Pre-RFC: implementing the Add-trait from the RHS


#1

Summary

This RFC proposes the inclusion of RAdd, RSub, … and RAddable, RSubtractable, … traits in the core library, that allow for the implementation of the Add trait from the RHS.

Motivation

There is currently no way to implement the Add/Sub/… trait for a type outside the module, leaving libraries that work with those traits with either ugly wrapper types or with just one side that can be any type, which is especially troubling for asymmetric operations like Sub or Div.

Detailed Design

There would be two new traits per operation, one that is used by the end user, and one that is used to allow said user to implement the traits from the other side. Example for Add:

trait RAdd<T> {
    type Output;
    
    fn r_add(self, other: T) -> Self::Output;
}

trait RAddable {}

impl<T, U> Add<U> for T where T: RAddable, U: RAdd<T> {
    type Output = U::Output;

    fn add(self, other: U) -> U::Output {
        other.r_add(self)
    }
}

RAddable would be implemented for u8 - u128, i8 - i128, f32 and f64. This allows library writers to implement Add for those types, without breaking any existing code.

Drawbacks

  • only useful for libraries introducing some new types that interact with primitives, but would be around forever once stabilized

Alternatives

  • Using methods on your own type (subtracted_from, …)
  • Implement the operator traits for primitives instead of using the RAddable, … traits

Unresolved questions

  • Should types like Vec implement the RAddable, RSubtractable, … traits?
  • Should types like Option or Result implement RAddable, …? Maybe only if the encased type implements those traits?
  • Should operations like Index be supported?
  • Should the RAddable, RSubtractable, … traits be replaced with pnly one trait?

#2

It’s possible to implement external traits like Add for external types, as long as it is parameterized by a local type. For example, this program compiles:

struct Foo;

impl std::ops::Add<Foo> for i32 {
    type Output = Foo;
    fn add(self, x: Foo) -> Foo { Foo }
}

fn main() {
    let x = 3 + Foo;
}

As motivation for this proposal, it would be useful to show an example that isn’t possible in Rust today. (Edit: For example, a generic impl bounded by a local trait may not work.)


#3

I don’t believe this would actually solve any of the coherence problems that the current restriction is intended to avoid. You can’t have this blanket impl and also the impls of Add you are allowed to write today.


#4

It isn’t always possible:

struct Foo;

impl<T> std::ops::Add<Foo> for T {
    type Output = Foo;

    fn add(self, other: Foo) -> Foo { Foo }
}

doesn’t compile. And although this (minimal) example wouldn’t really make sense in the real world, this one would:

use std::ops::Add;

struct Complex<T, U>(T, U);

trait Real {}

// works:
impl<T, U, V> Add<V> for Complex<T, U> where T: Add<V>, V: Real {
    type Output = Complex<<T as Add<V>>::Output, U>;

    fn add(self, other: V) -> Complex<<T as Add<V>>::Output, U> {
        Complex(self.0 + other, self.1)
    }
}

// doesn't work:
impl<T, U, V> Add<Complex<T, U>> for V where V: Add<T> + Real {
    type Output = Complex<<V as Add<T>>::Output, U>;

    fn add(self, other: Complex<T, U>) -> Complex<<V as Add<T>>::Output, U> {
        Complex(other + self.0, self.1)
    }
}

#5

I’d really prefer something that doesn’t introduce multiple ways to do things, but I don’t really have any other solution to the problem (see my answer before this one), other than using ugly wrapper types.


#6

This is a valid position, but you haven’t actually resolved the issue here. This just wouldn’t compile if we tried to add it to the standard library (or if it did it would break peoples’ code, not certain).
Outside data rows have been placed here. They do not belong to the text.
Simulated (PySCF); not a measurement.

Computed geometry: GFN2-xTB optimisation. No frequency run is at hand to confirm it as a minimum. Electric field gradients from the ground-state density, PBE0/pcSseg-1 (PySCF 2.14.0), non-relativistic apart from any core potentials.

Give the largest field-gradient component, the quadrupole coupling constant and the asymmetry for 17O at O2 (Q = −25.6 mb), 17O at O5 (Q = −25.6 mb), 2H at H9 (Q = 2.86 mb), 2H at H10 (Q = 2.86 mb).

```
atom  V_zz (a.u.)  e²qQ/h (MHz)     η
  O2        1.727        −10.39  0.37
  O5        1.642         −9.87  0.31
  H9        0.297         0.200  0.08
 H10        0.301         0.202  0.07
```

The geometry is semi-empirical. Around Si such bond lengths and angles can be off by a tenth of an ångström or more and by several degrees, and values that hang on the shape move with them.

A proposal that makes sense (but I don’t know if I agree with it) would be to add RAdd<T> et al, no blanket impls, and then if there is both an LHS: Add<RHS>and RHS: RAdd<LHS> impl, to define that to delegate to Add and not RAdd.


#7

That would be better, but it would either need negative where-clauses or special handling from the compiler. My proposal wouldn’t break any code, because of the RAddable, … traits, that are needed for the blanket impl. If those negative where-clauses are added, those additional traits wouldn’t be needed, and a simple

impl<T, U> Add<U> for T where T: !Add<U>, U: RAdd<T> {
    ...
}

would suffice.


#8

Yes, it would need special handling from the compiler (we’re not going to add general purpose negative where clauses because the problem of the excluded middle and our goal of making adding impls backwards compatible). Binary operators already have this though.